What about the Environment.

We improve the environment by taking old defunct and dangerous damns and replacing them with river surfing waves and fish ladders. Safer for fish and people. We would also like to build in the shadow of large dams where we would not disrupt the environment.

Who can ride it? 

Due to our variety of waves almost anyone can ride it.  Our easiest wave is like surfing a longboard on the gentle waves at Waikiki.  Surf instructors will be able to teach most people who want to learn. Boogie boards offer a thrill for anyone intimidated by standing up. For any one already skilled at balance sports such as skateboard, snowboard, wakeboard, surfboard, or bike would have no problem learning or simply adapting.  

How much does it cost?

Municipalities control the rivers.  Some are open to the idea of river surfing and have already built waves through public funding and grants.  These are free to the public to ride as community enhancement projects and public meeting spaces.  Just like parks and playgrounds.  I hope this tradition continues.

How much water flow is needed? 

4,500cfs would give us a nice wide wave about 6ft tall.  This can barrel or be a soft longboard wave.  More flow can make bigger waves and less flow makes smaller waves. 

Does it hurt to fall?

Mostly no.  The largest safety feature on the Reef Pass System is the water depth.  It is identical to real ocean waves and is no more dangerous than surfing in the ocean.  Minus the sharks.   

How do you get out after a wipe out?  That's a lot of water pushing downstream?

Getting swept downstream will happen, but is harmless.  The flow transitions from the surfing wave, to a lot of turbulence right behind the wave, then to a lazy river in a matter of feet and second.  There will be a large settling pond or strategic eddies to get out at. 

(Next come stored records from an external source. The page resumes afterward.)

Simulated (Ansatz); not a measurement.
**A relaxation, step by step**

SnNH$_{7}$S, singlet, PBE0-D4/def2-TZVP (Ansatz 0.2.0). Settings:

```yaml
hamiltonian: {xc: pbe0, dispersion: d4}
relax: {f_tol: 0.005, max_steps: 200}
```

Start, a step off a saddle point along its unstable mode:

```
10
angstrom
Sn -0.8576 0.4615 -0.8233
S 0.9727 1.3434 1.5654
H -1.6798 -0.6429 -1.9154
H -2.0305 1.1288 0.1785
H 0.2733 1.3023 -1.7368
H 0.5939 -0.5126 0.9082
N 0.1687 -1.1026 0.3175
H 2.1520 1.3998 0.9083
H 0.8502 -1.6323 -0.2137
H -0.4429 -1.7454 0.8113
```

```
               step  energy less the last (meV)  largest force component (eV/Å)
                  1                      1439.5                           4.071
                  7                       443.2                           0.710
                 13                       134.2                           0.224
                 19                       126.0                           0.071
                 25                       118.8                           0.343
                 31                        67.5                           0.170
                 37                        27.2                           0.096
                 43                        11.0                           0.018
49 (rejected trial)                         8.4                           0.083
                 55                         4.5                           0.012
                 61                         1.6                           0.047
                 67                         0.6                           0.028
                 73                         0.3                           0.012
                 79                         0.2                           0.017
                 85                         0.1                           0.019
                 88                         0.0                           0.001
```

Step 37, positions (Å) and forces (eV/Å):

A few wise old men have had these next two concerns.   

  • But I've river surfed. River surfing is different.

  • Waveloch, American Wave Machines, etc. have already done this.

Standing and sheet waves aren’t new, but nobody has done it with deep water and without a ramp or a wave shaped profile underneath the water flow.  Waveloch, AWM, CItywave Etc. are all assisted hydraulic jumps.  The Reef Pass System is the first to allow the wave to naturally coalesce as a pure hydraulic jump.  Nothing underneath it.  This is why the prototype pictures are prettier than anyone else’s prototype pictures.  This waves shape is 100 % natural.   

The others are all pumped water technologies.  As such they have energy constraints and need to be water efficient.  In a river we are free of those constraints.  We use 30 times more water than a flow rider and make waves that match the speed and shape of ocean surfing waves.  Our waves are deep and clean.     

Relativity would say the board and water moving past it are unaware of which is moving, and which is sitting still.  If the speed and shape are the same, the feel will be the same.   I have done a lot of wake surfing and I am aware of the difference of the feel under your feet.  The water moves too fast for such a small wave.  The lip can’t push you back down onto the face like an ocean wave does so floaters don't work.   The shape of the wave is wrong.  If you go back and review every picture of a river wave or flow rider you will find the water is moving too fast and the shape is off or way off. 

By getting the speed and shape correct River Surf Systems will feel more like ocean surfing.   The experience will still be different, but so is Kelly Slater's wave pool.